It be our fashion to honor “Talk Like a Pirate Day” here at Brandywine Books, and I’d be a Dutchman if I failed in my bounden duties in that regard. So here’s a tale for ye, mateys, from a book called The Pirates, by Douglas Botting, published in 1978 by Time-Life Books:
The lead-up: In August 1720, an East Indiaman called the Cassandra (an ill-fated name if ever I heard one) was set upon by two pirate vessels commanded by Edward England and John Taylor, off the island of Johanna near Madagascar. The Cassandra’s skipper was James Macrae. Macrae ran his ship aground to escape the attackers, and after ten days in hiding returned to try to negotiate with the freebooters. The pirates were divided in their opinions as to whether to kill the captain or to spare him on account of his bravery.

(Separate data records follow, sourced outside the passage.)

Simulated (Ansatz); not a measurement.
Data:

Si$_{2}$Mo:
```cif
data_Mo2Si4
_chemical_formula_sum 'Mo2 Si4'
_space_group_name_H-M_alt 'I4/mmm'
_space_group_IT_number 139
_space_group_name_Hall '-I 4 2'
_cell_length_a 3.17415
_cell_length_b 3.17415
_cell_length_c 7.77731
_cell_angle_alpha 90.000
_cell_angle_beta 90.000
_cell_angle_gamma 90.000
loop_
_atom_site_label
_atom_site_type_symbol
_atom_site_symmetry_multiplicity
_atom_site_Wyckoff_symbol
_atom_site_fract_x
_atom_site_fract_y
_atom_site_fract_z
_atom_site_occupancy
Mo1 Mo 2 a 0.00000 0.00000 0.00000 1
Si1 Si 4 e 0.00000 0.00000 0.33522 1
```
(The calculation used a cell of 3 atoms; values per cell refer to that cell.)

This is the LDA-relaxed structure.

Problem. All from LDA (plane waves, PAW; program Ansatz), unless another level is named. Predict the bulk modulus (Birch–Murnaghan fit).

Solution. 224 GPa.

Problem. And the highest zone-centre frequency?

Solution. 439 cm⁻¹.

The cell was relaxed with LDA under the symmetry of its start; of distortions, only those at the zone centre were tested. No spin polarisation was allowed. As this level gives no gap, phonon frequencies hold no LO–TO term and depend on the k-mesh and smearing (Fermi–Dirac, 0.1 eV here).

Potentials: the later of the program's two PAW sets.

At a critical moment a fierce-looking, heavily whiskered pirate seaman, with a wooden leg and a belt stuffed with pistols, stomped up the deck swearing like a parrot; taking Macrae by the hand he swore that he knew the captain, he had sailed with him once, and was very glad to see him. “Shew me the man that offers to hurt Captain Macrae,” he roared, “and I’ll stand to him, for an honester fellow I never sailed with.” This unnamed member of Taylor’s crew was to gain immortality many years later as the inspiration for Treasure Island’s Long John Silver.
The pirates allowed Macrae to go free….
Captain Macrae’s savior, however, was not the sole inspiration for “Barbecue” Silver (who used a crutch, not a wooden leg). Author Robert Louis Stevenson told the poet and editor William Ernest Henley, author of “Invictus” (who had one leg), that he was the original.